Because A&M is a public institution, no financing or tuition revenue from Texas can be used toward the effort in Qatar. All expenses, including the tab for the $150 million marble building that houses the A&M campus, are paid for by the Qatar Foundation, which has abundant resources.
Unlike some American universities that floundered after they came to the region and had to pull up stakes — like Michigan State University and George Mason University in the United Arab Emirates — A&M does not have to generate the revenue to support itself.
“Not many countries have that level of resource, and even if they did, they might not want to invest it, as Qatar Foundation has, in education,” said Mark Weichold, the dean and chief executive of A&M’s Qatar campus.
Qatar’s decision to pour resources into brand-name universities has occasionally met with skepticism in the region. In 2009, McMaster University professor Virginia Aksan, who was then the president of the Middle East Studies Association, described Education City as “the marketing of an imagined education” and warned of the proliferation of “profit-motive teaching environments” abroad.
“Texas A&M is not in this for making a profit, but we can’t lose anything either,” Weichold said.
The university and its officials are contractually barred from revealing the specifics of the exchange between the Qatar Foundation and Texas A&M.

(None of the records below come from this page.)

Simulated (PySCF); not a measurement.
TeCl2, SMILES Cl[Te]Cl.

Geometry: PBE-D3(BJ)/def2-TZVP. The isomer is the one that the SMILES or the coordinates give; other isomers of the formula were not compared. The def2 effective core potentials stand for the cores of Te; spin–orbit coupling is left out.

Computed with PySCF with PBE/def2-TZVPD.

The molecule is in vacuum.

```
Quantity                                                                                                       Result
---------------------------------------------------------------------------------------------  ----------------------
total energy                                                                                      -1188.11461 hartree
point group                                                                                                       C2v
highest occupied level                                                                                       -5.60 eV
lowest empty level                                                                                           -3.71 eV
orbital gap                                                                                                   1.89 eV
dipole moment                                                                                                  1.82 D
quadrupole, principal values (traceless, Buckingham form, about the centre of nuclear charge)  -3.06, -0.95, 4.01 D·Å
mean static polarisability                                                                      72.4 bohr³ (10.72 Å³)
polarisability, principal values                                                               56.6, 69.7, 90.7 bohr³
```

Karan Watson, A&M’s provost and executive vice president for academic affairs, acknowledged that per-student financing in Qatar is significantly higher than in College Station. “They are good partners,” she said of the foundation, “and on top of being sure they have covered all the expenses, they give us a little bit on top of that every year.”
She conceded that, while not a major driver, the “little bit on top” is more than the $4.5 million profit that Houston Community College projects it will make over five years as a result of a deal with Qatar’s Supreme Education Council to launch the country’s first community college.
In College Station, that money helps the colleges involved in the Qatar campus — liberal arts, science and engineering — and it also helps support study abroad programs and other strategic investments, like start-up financing for hiring faculty members.
Through the arrangement, A&M also gains access to one of the world’s most plentiful sources of research money. Qatar has committed to spending 2.8 percent of its annual gross domestic product— about $1.5 billion — on research financing, primarily distributed by the Qatar National Research Fund, which allows up to 35 percent of a financed project to be conducted outside the country.
It took time to get A&M’s research started in a country that did not previously have a strong culture of academic research. The university did not have its own facilities until 2007. Professors in Qatar — several of whom came from the main campus, though A&M quickly realized it would have to hire permanent Doha faculty in order to sustain the endeavor — noted the extra time required to import necessary materials and set up for their labs, which are subject to Texas’ rules and regulations as well as Qatar’s.
“There’s no routine here,” said Eyad Masad, the assistant dean for research and graduate studies on A&M’s Qatar campus. “Everything is new. Every company you deal with is a new mindset, a new contract, new expectations. In Texas, things have already been developed.”
Other established academic practices have had be reworked similarly. The Qatar Foundation was not comfortable with the notion of tenure, so it developed a rolling contract system, in which a professor’s guaranteed length of employment could increase over time.
With the initial 10-year agreement quickly coming to a close, officials at A&M said the benefits to both the Aggies and the Qataris have exceeded expectations, and they have already begun to plan for the next 10 years.
New programs are in the works, and a master’s program in chemical engineering was recently added, one of Education City’s few graduate programs.
Now that Al-Kuwari is graduating from A&M, he plans to work at Qatar’s Ministry of the Interior. He said he would always be a proud member of the global Aggie community.
“From the first day, I wanted to be a part of it,” he said. “We live as one person. We all have the same values. We all share the same things.”